An ancient township

Streethay, situated to the immediate east of Lichfield is one of the ancient townships associated with the Lichfield area having historical records dating back to at least 1327. The area was originally two hamlets, Streethay and Morughale, although the latter is now lost.

Some buildings in the hamlet have ancient lineage including the site of the Manor House, to the North of Streethay, the site of which is thought to have been inhabited in the mid 13th Century and Brownsfield farm which may have its origins in the 17th century.

The name Streethay means an enclosure by a Roman road, which runs through the hamlet and was called Broadway in the early 13th Century and Stony Street in 1375. It is now known as Burton Old Road and is part of the Roman Ryknild Street.

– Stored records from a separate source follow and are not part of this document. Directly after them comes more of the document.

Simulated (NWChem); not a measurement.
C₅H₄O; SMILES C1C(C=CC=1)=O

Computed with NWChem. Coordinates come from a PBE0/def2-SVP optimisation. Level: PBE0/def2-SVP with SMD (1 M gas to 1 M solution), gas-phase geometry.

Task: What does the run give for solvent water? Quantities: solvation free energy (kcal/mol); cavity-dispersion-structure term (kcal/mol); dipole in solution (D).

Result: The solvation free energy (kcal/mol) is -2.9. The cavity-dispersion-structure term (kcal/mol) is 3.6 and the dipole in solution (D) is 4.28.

Streethay was originally a township within St, Michael’s parish, in Lichfield and over the centuries it has had a number of boundary changes. It was converted to a civil parish in 1934. In 1983 the parish was amalgamated with its larger neighbour, Alrewas, to form Alrewas & Fradley with Streethay Parish Council. The two areas retain their separate boundaries to this day.

Impact of transport

The parish has been influenced by all the major transport networks including the canals, with boats today berthing at Streethay Wharf on the Coventry Canal and two platforms at Trent Valley Railway Station for the West Coast Main Line route from London to Scotland and the Cross-City Line route from Redditch to Lichfield via Birmingham. It is bordered to the south by the A38 major trunk road.

There is little industrial activity in the area. A brewery was once situated on Burton Road with the row of workers cottages still standing and inhabited. W.R.A.F. personnel serving at Fradley airfield during the Second World War used the area to the south west of the Anchor public house. The Anchor public house has been on this site since 1824.